My journey has then been from detachment to sentiment:- from 'Tristram Shandy', to ' A Sentimental Journey', from wit to wisdom I could hope (though would not presume), and while I accept that I cannot let loose, I now know that I must engage with the power of emotion as it is who I am.

New Seasons

Saturday, the train throngs with people out and about. The day off, and the spring sun has brought out the desire in people to be out and about. All ages surround me, the very, very young, to the inexperienced and the older more considered faces that raise eyebrows and roll eyes, before breaking into grins at the antics of those who have it all to come.

Clouds have become wisps in the sky; the lack of insulation means that there is a chill to the brightness, and coats become a complex decision - with no sun essential, but quickly raising body temperatures when the clouds become distracted by the spring vibes.
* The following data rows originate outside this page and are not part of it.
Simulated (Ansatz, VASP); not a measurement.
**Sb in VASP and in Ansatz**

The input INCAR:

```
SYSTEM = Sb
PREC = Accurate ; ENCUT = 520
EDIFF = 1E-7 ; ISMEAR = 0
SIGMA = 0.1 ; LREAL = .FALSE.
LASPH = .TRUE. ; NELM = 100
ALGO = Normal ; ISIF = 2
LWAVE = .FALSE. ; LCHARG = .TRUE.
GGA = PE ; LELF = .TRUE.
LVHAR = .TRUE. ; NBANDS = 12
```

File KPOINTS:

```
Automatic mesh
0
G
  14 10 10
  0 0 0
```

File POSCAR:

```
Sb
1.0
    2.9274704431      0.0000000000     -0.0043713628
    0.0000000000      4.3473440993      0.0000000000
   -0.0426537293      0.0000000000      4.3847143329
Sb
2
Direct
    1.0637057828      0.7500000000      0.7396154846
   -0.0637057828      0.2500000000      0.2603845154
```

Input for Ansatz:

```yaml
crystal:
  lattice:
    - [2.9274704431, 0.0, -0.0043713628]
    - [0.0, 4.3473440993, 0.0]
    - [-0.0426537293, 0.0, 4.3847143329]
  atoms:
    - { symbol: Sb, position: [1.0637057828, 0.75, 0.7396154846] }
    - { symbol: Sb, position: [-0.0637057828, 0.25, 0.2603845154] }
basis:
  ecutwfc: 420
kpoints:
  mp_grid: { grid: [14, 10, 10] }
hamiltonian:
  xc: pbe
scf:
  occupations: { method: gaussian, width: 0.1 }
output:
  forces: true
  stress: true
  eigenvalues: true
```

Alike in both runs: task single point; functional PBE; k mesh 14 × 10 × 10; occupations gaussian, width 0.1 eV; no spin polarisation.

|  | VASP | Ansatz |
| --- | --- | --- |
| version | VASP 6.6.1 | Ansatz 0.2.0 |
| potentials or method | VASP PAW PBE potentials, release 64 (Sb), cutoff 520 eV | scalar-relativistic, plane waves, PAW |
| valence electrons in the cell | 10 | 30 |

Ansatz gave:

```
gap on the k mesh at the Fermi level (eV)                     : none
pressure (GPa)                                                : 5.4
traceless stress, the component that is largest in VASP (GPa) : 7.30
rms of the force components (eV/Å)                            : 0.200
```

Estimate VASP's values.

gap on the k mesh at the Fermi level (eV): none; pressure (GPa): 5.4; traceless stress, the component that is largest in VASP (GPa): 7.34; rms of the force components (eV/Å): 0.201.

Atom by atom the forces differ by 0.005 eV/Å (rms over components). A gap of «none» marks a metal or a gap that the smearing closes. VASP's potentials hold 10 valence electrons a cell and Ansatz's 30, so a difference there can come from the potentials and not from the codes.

By now sights have become familiar to me, and the weather change brings subtle differences - where once was frozen now has grass striving for the sun that in turn has mellowed and gives less harsh lines as well as a deeper tone, drawing the landscape together. Now I see scenes that connect, not patterns seeking to escape. This is the beginning of blend and smudge, as deep contrast and hard lines shy away for another year.

There is a determined relaxation to the those in town. Moving about their business, but taking the time to take stock of where they are and who they are with. The shopping itself is an excuse rather than the business of the day.

I meander around venues - stopping to glance at  private galleries (and the art of Timmy Mallet, a memory disjoint that I am still unable to fully reconcile even now), and make my way to a coffee bar. The rest of the morning is spent writing and enjoying the passing by of people, before my wanderlust returns.

I make my way to the cinema, and arty venue hidden away down an alleyway, and get a ticket for Under the Skin. It is a while away for the moment so I enjoy a Coke from a glass bottle, which leads me to consider the nature of texture. Why the glass bottle is more pleasing to me: how it seems more physical in presence, it's weight, and the clink as it is poured into a glass? How it is that all these features add to the experience?

This is a thought that nags at me as I watch the film. Under the Skin is intensely aural; the quality of the sound added to the visceral and metaphorical photography gave me a compelling sense of distance - and of empathy. The nature of things as presented on the screen is continually questioned: textures, sound, motivation and purpose are all made strange through the eyes of the protagonist, but more through my eyes as an observer. The film is distant, but not cold, for the emotion may be harsh, but is found through simplicity and by making what was familiar new.

Like the film the season change asks of us that we re-see our surroundings. That we find the meaning in the ordinary and who we are.

Lull-a-bye.

I'm having a lull. This means the annoyance of knowing I could be painting something, but the lack of real activity. It's annoying. Very annoying. What is going on in my head are fragments of drawings and ideas, wandering around like a bad film montage, under exposed and badly shot - so that what I want to see is just out of the frame - I just get a foot, or a wisp of hair. It's a mental itch that I badly want to scratch by getting it down on paper, but nope, apparently it's not ready and I'll have to wait a bit longer.

The upshot of this is that I have to dwell on real life for a bit - its everyday patterns, the social and political upheavals, and let my speculation drift over what is around me. In order to not go crazy (I mean relatively) I throw myself into sketches - you never know what'll turn up after all, and give myself a chance to read and drift into other people's imaginations. I do have a writing idea that I need to get down, which helps me feel at least a little productive - it's just the blank canvas is sitting in the corner of the room pissing itself.

I suppose given that the world stand on the potential brink of nuclear Armageddon, or at least (best?) a rather humiliating return to nineteenth century power politics, then this strange lull is not something to worry about - although to me it's my way of engaging with the world. To me when I'm not painting the world passes by with a lighter touch, so that I feel removed from what happens. This is odd, because I'm conscious that my work is not overtly political - and I sometimes feel it ought to be. I think this is because I have often felt that I shove my opinions too much into people's faces, and that because of 'who' I am this is counter-productive; I mean what right do I have to comment or to judge (equally I often wonder at the rights of those who judge also)? On top of all this I've always preferred guerrilla tactics against the pervading ideology - suggestion, parody or humour, something I think speaks to my inner (and outer, actually) coward.

So are there any politics in my work? Not obviously, unless the element of absurdist humour at our everyday lives, or utopian landscapes that fire up the imagination can be seen to be the rudiments of a critique of contemporary capitalism, which seeks to make us evermore efficient, and in doing so removes our capacity to dream?